Knowledge of the individual fluid flow rates of a producing oil well is required to facilitate reservoir management, field development, operational control, flow assurance and production allocation.[1]

Conventional Solutions[edit]

Conventional solutions concerning two- and three-phase metering systems require expensive and cumbersome test separators, high maintenance, and field personnel intervention. These conventional solutions do not lend themselves to continuous automated monitoring or metering. Moreover, with diminishing oil resources, oil companies are now frequently confronted with the need to recover hydrocarbons from marginally economical reservoirs.[2] In order to ensure economic viability of these accumulations, the wells may have to be completed subsea, or crude oil from several wells sent to a common production facility with excess processing capacity. The economic constraints on such developments do not lend themselves to the continued deployment of three-phase separators as the primary measurement devices. Consequently, viable alternatives to three-phase separators are essential. Industry’s response is the multiphase flow meter (MPFM).

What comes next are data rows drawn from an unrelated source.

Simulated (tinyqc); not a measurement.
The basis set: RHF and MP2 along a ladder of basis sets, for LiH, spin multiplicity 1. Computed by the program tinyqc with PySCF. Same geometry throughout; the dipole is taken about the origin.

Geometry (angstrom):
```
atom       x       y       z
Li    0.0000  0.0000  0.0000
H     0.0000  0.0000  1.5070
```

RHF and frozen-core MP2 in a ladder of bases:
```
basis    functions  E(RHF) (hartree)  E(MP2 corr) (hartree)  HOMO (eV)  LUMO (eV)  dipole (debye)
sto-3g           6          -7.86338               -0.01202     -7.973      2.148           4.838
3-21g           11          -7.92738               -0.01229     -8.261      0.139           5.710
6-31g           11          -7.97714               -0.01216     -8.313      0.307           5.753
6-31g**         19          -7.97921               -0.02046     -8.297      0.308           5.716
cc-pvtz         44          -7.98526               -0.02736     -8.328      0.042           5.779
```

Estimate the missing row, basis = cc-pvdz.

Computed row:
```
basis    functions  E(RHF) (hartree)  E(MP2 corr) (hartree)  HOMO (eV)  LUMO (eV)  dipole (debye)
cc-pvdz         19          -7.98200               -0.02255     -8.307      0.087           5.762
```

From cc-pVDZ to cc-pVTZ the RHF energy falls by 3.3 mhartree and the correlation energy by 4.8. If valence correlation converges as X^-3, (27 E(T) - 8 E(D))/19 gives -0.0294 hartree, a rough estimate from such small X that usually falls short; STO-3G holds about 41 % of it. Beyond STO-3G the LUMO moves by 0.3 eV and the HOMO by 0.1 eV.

Historical Development[edit]

The oil and gas industry began to be interested in developing MPFMs in the early 1980's, as measurement technology improved, and wellhead seperators were costly. Depleting oil reserves, (More water and gas in the produced oil) along with smaller, deeper wells with higher water contents, saw the advent of increasingly frequent occurrences of multiphase flow where the single-phase meters were unable to provide accurate answers. After a lengthy gestation period, MPFMs capable of performing the required measurements became commercially available. Much of the early research was done at the Christian Michelsen research center in Bergen, Norway,[3] and this work spawned a number of spin off companies in Norway leading to the Roxar / Emerson, Schlumberger, Framo, and MPM meters. ENI and Shell supported the development in Italy of the Pietro Fiorentini meter. Haimo introduced a meter with partial seperation, making accurate measurement simpler, but at the expense of a physically larger device. Norway has remained a technology center for MPFM with the Norwegian Society for Oil and Gas Measurement (NFOGM) providing an academic and educational role[4].Since 1994, MPFM installation numbers have steadily increased as technology in the field has advanced, with substantial growth witnessed from 1999 onwards.[5] A recent study estimated that there were approximately 2,700 MPFM applications including field allocation, production optimisation and mobile well testing in 2006.[6]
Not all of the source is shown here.